Methinks the gentleman has a little mistaken his character; he seems to have exchanged the sock for the buskin. But, be this as it may, general charges prove nothing; let us come to particulars. Here they are. ‘The basis of Methodism is the Grace of Assurance’ (excuse a little impropriety of expression), ‘Regeneration being only a preparative to it’. Truly this is somewhat ‘knotty and unintelligible’. I will endeavour to help him out. The fundamental doctrine of the people called Methodists is, Whosoever will be saved, before all things it is necessary that he hold the true faith: the faith which works by love, which, by means of the love of God and our neighbour, produces both inward and outward holiness. This faith is an evidence of things not seen; and he that thus believes is regenerate, or born of God. And he has the witness in himself (call it assurance, or what you please). The Spirit itself witnesses with his spirit that he is a child of God: ‘from what Scripture’ every one of these propositions ‘is collected’ any common concordance will show. ‘This is the true portraiture of Methodism,’ so called. ‘A religion superior to this’ (the love of God and man) none can ‘enjoy’, either in time or in eternity.

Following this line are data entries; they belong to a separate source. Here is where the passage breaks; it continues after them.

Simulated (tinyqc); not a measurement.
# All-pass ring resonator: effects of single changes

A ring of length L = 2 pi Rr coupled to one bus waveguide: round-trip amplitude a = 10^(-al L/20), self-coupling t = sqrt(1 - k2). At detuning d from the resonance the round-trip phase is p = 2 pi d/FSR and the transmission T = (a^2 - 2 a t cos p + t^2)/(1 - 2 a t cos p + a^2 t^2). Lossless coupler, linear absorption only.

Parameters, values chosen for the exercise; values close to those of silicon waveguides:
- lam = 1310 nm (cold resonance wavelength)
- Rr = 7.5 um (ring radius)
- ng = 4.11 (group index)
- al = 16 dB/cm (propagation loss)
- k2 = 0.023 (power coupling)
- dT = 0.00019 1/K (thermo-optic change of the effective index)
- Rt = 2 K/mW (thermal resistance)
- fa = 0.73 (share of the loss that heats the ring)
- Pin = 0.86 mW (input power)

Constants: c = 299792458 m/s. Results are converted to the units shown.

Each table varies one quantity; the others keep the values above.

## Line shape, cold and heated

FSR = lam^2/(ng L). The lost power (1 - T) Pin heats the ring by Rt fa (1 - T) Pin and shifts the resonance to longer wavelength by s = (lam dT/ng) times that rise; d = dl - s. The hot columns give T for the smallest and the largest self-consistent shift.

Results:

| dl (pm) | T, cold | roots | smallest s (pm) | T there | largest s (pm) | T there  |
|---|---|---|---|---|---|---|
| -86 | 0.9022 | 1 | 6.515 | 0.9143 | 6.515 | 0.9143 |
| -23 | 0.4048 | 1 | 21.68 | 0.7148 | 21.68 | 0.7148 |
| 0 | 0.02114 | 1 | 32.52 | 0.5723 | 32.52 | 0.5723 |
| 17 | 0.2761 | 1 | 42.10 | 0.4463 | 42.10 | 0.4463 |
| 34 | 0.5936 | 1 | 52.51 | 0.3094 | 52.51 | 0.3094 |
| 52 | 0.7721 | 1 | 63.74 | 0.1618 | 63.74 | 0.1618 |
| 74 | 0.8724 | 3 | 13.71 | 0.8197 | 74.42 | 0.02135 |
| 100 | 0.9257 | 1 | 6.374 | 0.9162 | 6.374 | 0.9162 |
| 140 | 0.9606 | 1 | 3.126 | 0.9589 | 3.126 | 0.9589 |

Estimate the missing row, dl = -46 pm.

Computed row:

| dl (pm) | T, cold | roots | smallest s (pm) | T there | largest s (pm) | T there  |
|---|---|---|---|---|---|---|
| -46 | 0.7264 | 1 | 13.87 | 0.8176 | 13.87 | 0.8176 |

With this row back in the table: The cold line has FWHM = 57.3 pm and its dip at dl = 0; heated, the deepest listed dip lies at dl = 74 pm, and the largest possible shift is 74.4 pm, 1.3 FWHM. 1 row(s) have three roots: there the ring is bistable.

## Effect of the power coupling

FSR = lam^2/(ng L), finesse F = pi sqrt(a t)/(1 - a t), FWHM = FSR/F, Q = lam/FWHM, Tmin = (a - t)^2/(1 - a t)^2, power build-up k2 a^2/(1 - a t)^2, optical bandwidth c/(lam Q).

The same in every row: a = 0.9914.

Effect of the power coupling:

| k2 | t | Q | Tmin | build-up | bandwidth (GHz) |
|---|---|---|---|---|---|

But the Methodists do not hold ‘good works meritorious’. No, neither does ours or any other Protestant Church. But meantime they hold it is their bounden duty, as they have time, to do good unto all men, and they know the day is coming wherein God will reward every man according to his works.
But they ‘act with sullenness and sourness, and account innocent gaiety and cheerfulness a crime almost as heinous as sacrilege’. Who does? Name the men. I know them not and therefore doubt the fact, though it is very possible you account that kind of gaiety innocent which I account both foolish and sinful.
I know none who denies that true religion, that is love, the love of God and our neighbour, ‘elevates our spirits and renders our minds cheerful and serene’. It must, if it be accompanied, as we believe it always is, with peace and joy in the Holy Ghost, and if it produces a conscience void of offence toward God and toward man.
But they ‘preach up religion only to accomplish a lucrative design, to fleece their hearers, to accumulate wealth, to rob and plunder, which they esteem meritorious’. We deny the fact. Who is able to prove it? Let the affirmer produce his witnesses, or retract.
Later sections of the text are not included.